Private equity firm Thoma Bravo has struck a deal to acquire Intuit Financial Services, an Intuit Inc. unit that provides online and mobile banking software to financial institutions, for $1.025 billion in cash.
Intuit—whose personal finance software products include Quickbooks and Turbotax—said in a statement that it decided to sell Westlake Village, California–based Intuit Financial Services in order to focus more closely on its core business. The company also said it plans to use proceeds from the sale to buy back shares.
"Thoma Bravo is gaining a richly talented team that has created an enviable integrated digital banking platform and innovative mobile solution, recognized as the best in the market," Intuit CEO Brad Smith said in a statement announcing the deal. "Intuit will sharpen its focus on directly serving consumers and small businesses, and continuing to build our durable competitive advantage in those segments."
Intuit is holding onto two pieces of the division changing hands, Mint.com and Open Financial Exchange connectivity services. Excluding the revenue generated by those two components, Intuit Financial Services——which employs a total of 730 people spread across several offices in the U.S. and India—generated $305 million in revenue in fiscal 2012 and is expected to take in $325 million in fiscal 2013.
The deal, which must still obtain regulatory approval, is expected to close in the next few months, the parties said in their joint press release.
Kirkland & Ellis is advising Thoma Bravo on the deal with a team led by Chicago-based corporate partners Gerald Nowak and Theodore Peto. The firm also represented the private equity firm in connection with its $395 million going-private acquisition of Keynote Systems, a provider of Internet and mobile cloud testing and monitoring, which was announced last week.
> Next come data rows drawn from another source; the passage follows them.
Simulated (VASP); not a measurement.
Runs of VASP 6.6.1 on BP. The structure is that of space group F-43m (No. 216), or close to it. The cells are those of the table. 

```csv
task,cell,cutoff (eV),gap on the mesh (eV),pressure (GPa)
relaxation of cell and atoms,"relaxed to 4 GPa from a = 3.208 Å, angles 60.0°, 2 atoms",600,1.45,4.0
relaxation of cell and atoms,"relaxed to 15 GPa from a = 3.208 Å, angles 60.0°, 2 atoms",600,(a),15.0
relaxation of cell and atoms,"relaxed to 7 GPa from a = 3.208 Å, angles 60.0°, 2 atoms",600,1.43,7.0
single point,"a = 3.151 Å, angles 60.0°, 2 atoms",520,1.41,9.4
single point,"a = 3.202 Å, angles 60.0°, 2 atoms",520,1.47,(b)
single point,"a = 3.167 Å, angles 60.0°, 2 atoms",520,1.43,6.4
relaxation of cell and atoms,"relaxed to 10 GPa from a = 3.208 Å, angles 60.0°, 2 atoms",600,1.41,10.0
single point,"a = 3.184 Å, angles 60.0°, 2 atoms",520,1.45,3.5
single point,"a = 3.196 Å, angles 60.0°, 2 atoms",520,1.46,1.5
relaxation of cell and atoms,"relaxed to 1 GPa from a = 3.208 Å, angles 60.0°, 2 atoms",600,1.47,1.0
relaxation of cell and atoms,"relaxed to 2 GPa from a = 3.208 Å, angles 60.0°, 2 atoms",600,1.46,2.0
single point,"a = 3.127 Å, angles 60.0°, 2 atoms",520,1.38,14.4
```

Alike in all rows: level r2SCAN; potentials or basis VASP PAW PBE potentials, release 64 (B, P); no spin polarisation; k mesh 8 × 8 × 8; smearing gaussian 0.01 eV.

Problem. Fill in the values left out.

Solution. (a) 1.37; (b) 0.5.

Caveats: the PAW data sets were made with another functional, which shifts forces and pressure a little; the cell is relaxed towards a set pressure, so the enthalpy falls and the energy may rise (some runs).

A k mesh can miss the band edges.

For its part, Intuit has turned to a Latham & Watkins team led by Silicon Valley corporate partner Luke Bergstrom. Other Latham partners working on the matter include San Francisco–based Kirt Switzer (tax), Joshua Holian (antitrust), and Karen Silverman (antitrust); Silicon Valley–based J.D. Marple (technology transactions) and James Metz (employee benefits and compensation); and Los Angeles–based Glen Collyer (finance).
The Latham associates working on the deal are Una Au, Mark Bekheit, Heather Bromfield, Charlotte Chang, Julie Crisp, Kathleen Cui, Daniel Cunha, and Henry Hattemer.